Lake Titicaca Facts

Lake Titicaca Facts
Lake Titicaca is considered to be the highest lake in the world navigable by large boats. It is located in the Andes Mountains on the border of Bolivia and Peru, and is considered to be South America's largest lake. 27 rivers flow into Lake Titicaca but the five major tributaries include Suchez River, Huancane River, Ilave River, Coata River, and Ramis River. Much of Late Titicaca's water volume is fed by rainwater and melting ice from glaciers. Lake Titicaca has 41 islands, with many heavily populated. The pollution in Lake Titicaca is growing due to the growth of cities and waste, and in 2012 it was named by the Global Nature Fund the 'Threatened Lake of the year.'
Interesting Lake Titicaca Facts:
Lake Titicaca is believed to be the birthplace of the Inca civilization's first king, the sun god's son, Manco Capac.
The origin of the name Lake Titicaca is unknown. However because of the shape of the lake, which resembles a puma hunting a rabbit, it has been translated as 'Rock Puma'.
Lake Titicaca's altitude is 12,500 feet above sea level, and it covers an area of 3240 square miles.
The average depth of Lake Titicaca is 460 and 600 feet, while its maximum depth is 930 feet in its northeast corner. It is 120 miles long by 50 miles wide.
Approximately only 5% of the water coming into Lake Titicaca is drained by a river. This river is River Desaguadero. The remaining 95% of incoming water is lost by evaporation into the atmosphere.
The average temperature of Lake Titicaca is only 11 degrees Celsius.
In the area surrounding Lake Titicaca there are more than 180 ancient monuments and ruins providing proof of the Incan civilization that once dominated the region.
The population of the area surrounding Lake Titicaca is approximately 228,000.
There are more than 530 aquatic species living in Lake Titicaca.
There are 24 species of freshwater snails living in Lake Titicaca.
Because of its high elevation, Lake Titicaca's climate is cool or cold for much of the year.

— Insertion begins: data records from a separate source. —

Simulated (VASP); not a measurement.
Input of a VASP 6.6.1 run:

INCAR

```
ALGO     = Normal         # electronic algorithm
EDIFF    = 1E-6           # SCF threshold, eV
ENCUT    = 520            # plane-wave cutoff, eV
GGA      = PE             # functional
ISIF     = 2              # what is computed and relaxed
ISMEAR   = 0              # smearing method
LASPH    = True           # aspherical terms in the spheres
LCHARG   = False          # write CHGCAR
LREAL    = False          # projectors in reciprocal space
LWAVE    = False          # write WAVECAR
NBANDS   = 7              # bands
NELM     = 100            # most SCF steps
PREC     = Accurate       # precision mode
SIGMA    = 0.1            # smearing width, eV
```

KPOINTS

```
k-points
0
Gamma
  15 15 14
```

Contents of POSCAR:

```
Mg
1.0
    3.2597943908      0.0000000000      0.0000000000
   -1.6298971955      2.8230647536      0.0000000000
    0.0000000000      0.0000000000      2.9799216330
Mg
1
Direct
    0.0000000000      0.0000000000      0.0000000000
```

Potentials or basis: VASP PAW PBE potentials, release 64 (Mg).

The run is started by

People wishing to visit Lake Titicaca's region can do so via bus, plane, car, train, or hike if they choose.
Lake Titicaca is susceptible to both drought conditions and flood conditions, depending on rainfall in a particular year.
Flooding in 1986 to 1987 cost the region more than $125 million in economic losses. The droughts in 1982, 1983, 1989 and 1990 cost the region more than $200 million in damages.
There are manmade islands floating in Lake Titicaca, which are home to people that can date their ancestry to the Incans. These islands are made from totora reeds and called Islas Flotantes.
The water in Lake Titicaca is slightly salty, referred to as brackish.
The most common fish in Lake Titicaca are killifish and catfish.
The large part of Lake Titicaca is referred to as Lago Grande which means 'big lake' while the small part of Lake Titicaca is referred to as Lago Pequeno which means 'little lake.'
40% of Lake Titicaca belongs to Bolivia while the other 60% belongs to Peru.